DARWEN and its Characters is the title of a new book by semi-retired journalist Harold Heys, which will be launched on Saturday as part of the Friends of Darwen Library's homage to the centenary of the start of the Great War.

Important events from the town’s 135-year history are recorded and early chapters have a link to the war.

Many characters are featured, including Coun Dr Bill Lees, the man who saved the Tower, Steve Hartley, boss of WEC, Alan Holden, president of Darwen Camera Club, Paul Browne, Sir Charles Fletcher-Cooke MP, accountant John Jacklin, little Chris Howson, Martha Jane Bury, the ‘White Lady’, reporter Norman Bentley and solicitor Peter Lamster.

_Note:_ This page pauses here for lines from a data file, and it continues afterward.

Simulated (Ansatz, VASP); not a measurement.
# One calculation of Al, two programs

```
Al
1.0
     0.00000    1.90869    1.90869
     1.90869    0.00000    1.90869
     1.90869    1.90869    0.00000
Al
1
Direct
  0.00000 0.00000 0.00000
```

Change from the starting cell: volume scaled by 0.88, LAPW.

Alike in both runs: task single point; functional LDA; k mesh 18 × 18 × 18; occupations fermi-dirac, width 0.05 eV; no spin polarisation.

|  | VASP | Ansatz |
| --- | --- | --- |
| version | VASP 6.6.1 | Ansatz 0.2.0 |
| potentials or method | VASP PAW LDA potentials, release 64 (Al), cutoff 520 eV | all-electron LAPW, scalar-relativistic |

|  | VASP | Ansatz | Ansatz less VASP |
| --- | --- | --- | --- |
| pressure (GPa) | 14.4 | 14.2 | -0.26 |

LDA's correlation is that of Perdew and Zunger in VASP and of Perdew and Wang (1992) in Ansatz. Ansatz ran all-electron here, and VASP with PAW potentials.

And there’s an affectionate chapter on Bill Hunt, the ‘King of Grip Strength’, who was born in 1909 and found his way into the Guinness Book of Records in the unlikely setting of Unity Working Men’s Club, Great Harwood, exactly 60 years ago.

Bill was performing his balancing and strength act during an athletics tournament and his challenge for a new cue-lifting record was the main attraction. The feat rekindled the international fame he had enjoyed before the war.

Everybody knew Bill and Harold writes with warmth about an old boy who loved Darwen.

Bill’s daughter Pat Phizacklea lives in Lower Darwen. She said: “I can’t tell you how proud I was of my dad. Everybody knew him and everybody loved him.”

Harold laments the passing of the town’s pubs and clubs: “A lot have closed or are on their last legs. They used to be the regular haunts of the local characters.”

The book takes in Bill’s early days and the rigorous demands of the sport of weight lifting, through service as an RAF PT instructor in the Second World War when he was acknowledged to be among the legendary figures from the history of physical culture even though he never weighed more than 11stone.

After the war he worked as a drayman with Thwaites for many years.

His feats of strength included going into a handstand on a ladder 6ft above a table – and then jumping down on to the edge of the table still holding the handstand.

He could lift a 12lb block on the end of a fishing rod with one hand and, using one hand, he would swing a heavy mallet in a 180 degree arc, stopping it dead just as it touched his nose. Harold writes: “It was a rather famous nose around town. In his older days Bill Hunt was more Mr Punch than Charles Atlas. He always sported a rather natty trilby to go with the ready smile and his gentle ways.

“Bill Hunt celebrated his 80th birthday in October 1989, continuing to clock up five-mile walks every day whatever the weather. By then Bill and his wife Frances were living at the bottom of Blackburn Road and before that they had lived in Bolton Road, Chapels and Douglas Grove.

  • Darwen and its characters" will be launched at a coffee morning at Darwen Library on Saturday.